The development of these connections will involve a different type of Norwegian spatial planning than today. Traditionally, the national capital Oslo has been the dominant gateway in Norway, upon which all the large traffic ways and lines of communication converge. The Baltic Sea Region concept has changed this structural perspective. The regionalisation of the nation-state means an increased density and convergence of communication in a new spatial pattern. The regional capital cities should become networking gateway cities and constitute the basic element in the development of a new urban-rural relationship.

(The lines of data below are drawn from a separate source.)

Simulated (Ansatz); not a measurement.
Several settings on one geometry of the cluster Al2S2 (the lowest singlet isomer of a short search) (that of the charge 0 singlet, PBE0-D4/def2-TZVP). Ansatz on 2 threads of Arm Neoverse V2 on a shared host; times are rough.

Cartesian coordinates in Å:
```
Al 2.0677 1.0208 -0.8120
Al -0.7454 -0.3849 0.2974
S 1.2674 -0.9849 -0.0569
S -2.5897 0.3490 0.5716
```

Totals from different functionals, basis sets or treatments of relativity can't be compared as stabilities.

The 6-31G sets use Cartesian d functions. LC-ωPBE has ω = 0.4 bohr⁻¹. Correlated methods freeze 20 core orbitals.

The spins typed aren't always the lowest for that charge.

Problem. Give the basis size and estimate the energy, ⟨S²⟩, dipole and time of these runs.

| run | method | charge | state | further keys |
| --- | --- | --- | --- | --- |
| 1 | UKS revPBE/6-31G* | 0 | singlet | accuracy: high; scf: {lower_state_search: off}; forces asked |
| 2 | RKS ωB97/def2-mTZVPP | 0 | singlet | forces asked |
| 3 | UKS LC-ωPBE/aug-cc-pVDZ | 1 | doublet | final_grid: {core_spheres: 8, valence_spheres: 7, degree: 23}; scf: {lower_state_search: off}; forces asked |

This will represent an attempt to improve the spatial balance, the competitiveness of the regions and a way of relieving the pressure for growth on the national capitals. Thus, it is natural and fundamental that a change in the distribution of high functions in the networking urban system takes place. A broad bond based information and communication technology should be spatially developed which integrate all the cities, the regional enterprises and the knowledge centres in a networking Baltic Sea Region.

Foreign and Security Policy

The EU Common Foreign and Security Policy (CFSP) was established by the Maastricht Treaty and came into force on 1 November 1993. The provisions of the CFSP were revised by the 1997 Amsterdam Treaty. The revision of the Treaty should make it possible to improve the effectiveness and the profile of this policy. An important decision in this respect was the appointment, as provided for in the new Treaty, of a High Representative for the CFSP in June 1999. Furthermore, the Western European Union (WEU), with Norway among others as an associated member, should be integrated into the Union.

The architects of the Amsterdam Treaty assigned an important position to the Petersberg tasks, so named after the place where the WEU Ministerial Council that formulated them was held in 1992. These are humanitarian and rescue tasks, peacekeeping tasks and combat-force tasks in crisis management, including peacemaking. As a result of the Kosovo conflict, the Petersberg tasks were placed at the core of the process of strengthening the European common security and defence policy. And the declaration from the fifteen Heads of State or Government meeting on 3 and 4 June 1999 underlined the following: "The Union must have the capacity for autonomous action, backed up by credible military forces, the means to decide to use them, and a readiness to do so, in order to respond to international crises without prejudice to actions by NATO".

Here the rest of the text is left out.